My scanner adds a whole new dimension to blogging. Actually, I quite prefer carrying a sketch book and a pencil to carrying a camera... or, I guess I should say, I prefer sketching to taking pictures... but it is a lot slower, and surely less accurate as well.
Above is a sketch of the tiny white violets that are blooming in several locations of my yard. Despite being violets, they are not purple except for the very base of the bottom petal -- the part that cups the pistil and is, in my drawing, cupped under the stem at the right side. The reproductive parts, which I tried to show in the small sketch to the right, are orange and yellow, coming to a triangular point. They are almost enclosed in the soft petals; yet the way the petals fold back at the top makes the whole thing seem inviting. Come in, it says... and if you do, a faint sweet smell will greet you, almost sticky. I am also quite taken with the fringe that surrounds the pistil, making this ordinary lawn plant seem exotic and special. The delicate, irregular flowers grow in clumps, with several flowers and many basal leaves originating from the same place. The clumps themselves grow in clumps... To many, they are weeds, since they manage to grow in lawns among the grass. I take the opposite view, that grass is the interloper that doesn't belong here. That the yard would be better off if the wildflowers took back over.

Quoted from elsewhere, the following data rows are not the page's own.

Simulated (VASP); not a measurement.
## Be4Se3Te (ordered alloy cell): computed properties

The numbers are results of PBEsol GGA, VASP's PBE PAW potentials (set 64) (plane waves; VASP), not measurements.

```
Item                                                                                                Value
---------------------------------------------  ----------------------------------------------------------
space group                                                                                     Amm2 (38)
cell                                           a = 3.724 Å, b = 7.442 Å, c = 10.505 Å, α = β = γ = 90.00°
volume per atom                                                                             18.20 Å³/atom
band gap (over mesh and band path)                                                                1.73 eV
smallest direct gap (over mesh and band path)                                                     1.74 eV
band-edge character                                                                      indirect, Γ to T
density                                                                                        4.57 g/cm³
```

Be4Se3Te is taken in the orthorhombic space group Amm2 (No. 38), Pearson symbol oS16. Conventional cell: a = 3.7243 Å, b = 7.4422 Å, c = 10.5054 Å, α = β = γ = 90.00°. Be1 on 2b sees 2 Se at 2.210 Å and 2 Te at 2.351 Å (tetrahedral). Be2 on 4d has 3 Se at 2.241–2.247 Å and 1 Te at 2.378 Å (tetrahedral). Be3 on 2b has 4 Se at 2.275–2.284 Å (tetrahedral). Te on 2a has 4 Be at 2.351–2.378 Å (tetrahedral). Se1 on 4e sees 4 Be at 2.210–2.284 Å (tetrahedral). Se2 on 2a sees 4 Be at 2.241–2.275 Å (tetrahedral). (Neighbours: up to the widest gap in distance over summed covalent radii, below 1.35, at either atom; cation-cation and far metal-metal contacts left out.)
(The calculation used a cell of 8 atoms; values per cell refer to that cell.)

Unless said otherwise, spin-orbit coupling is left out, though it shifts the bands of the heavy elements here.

So each year, a little bit more of my lawn becomes garden. This year, the new garden space is mostly in vegetables, but a few natives will find their way into the edges as well. And meanwhile, conflicted, I will continue to care for the turf grass that is so poorly adapted to this area that, unwatered, it turns yellow midsummer. (This is the fate of my lawn. We will mow and feed; I will stress out about bare patches and having a yard that doesn't look like a magazine picture. But I draw the line at watering that stuff.) One day, perhaps my whole yard will be a small island of native wilderness in the midst of an ordinary subdivision...
But that day will not come soon, because native plants can be expensive at first. In some places -- like my mom's yard -- native seeds remain under the soil and come up without prompting. If I were to leave my yard alone, the only native plants that would grow would be progeny of those I have nurtured over the last five years; and only those that were strong enough to fight through the multitudes of buckthorn and box elder seedlings.
Box elders. The "black" sheep of the maple family (tee-hee). Another yard-dweller about which I am firmly ambivalent. My yard, and my neighbor's, have several ginormous ones growing between them. Based on the number and size of the box elders and buckthorns growing in a line, I am fairly certain this was once a hedge row between two fields. Now, it is a pain. I removed the buckthorns from my yard before I even moved in. No ambivalence there -- those things had to go. The neighbors still have theirs, including the largest single buckthorn I have ever seen, poisoning the soil just two doors down. I spend a lot of time fighting with the seedlings, which sprout all over, planted by birds who think they have hit the jackpot but are actually getting a strong laxative which causes them to, um... plant the seeds before they can get much nutrition out of the berries. Anyhow...
I didn't remove the three huge box elders on the edge of my yard. They're not particularly desirable trees. Actually, I rather dislike them. Their little seedlings sprout everywhere. They grow fast and therefore aren't very strong, so they're a storm danger. Their fast growth also means I have to pay someone to trim them pretty often so they don't hurt the roof or other trees. On the other hand, they provide shade for my garden of lush ferns, which also has May apples, jack-in-the-pulpit, wild ginger, a shooting star that actually comes back, wild geranium and lilies of the valley (not native, I know, but they remind me of my grandmother and they smell so delicious). If I got rid of the box elders, these would probably all die of scorching. Even if I replanted something I wanted, it would take years to reach a size that shaded the area again. Not to mention how much this whole endeavor would cost.
So for now they're here, waiting to be trimmed again, but meanwhile starting to bloom. As the twig sketch above shows (or is trying to show), they're covered in clusters of burgundy stamen. They're still tightly packed together, but within a day or two they will spread out and start to make the million seeds that will go everywhere. Curled up and wrinkly, the compound leaves are also emerging, but are still teeny-tiny.
Why do so many of the plants I hate so much show up so early? (I could actually write paragraphs in answer to that, but right now it is meant more as a lament than a scientific question...) And why, if I claim to be a nature-lover, do I have such negative feelings toward so many of the organisms that share my yard with me?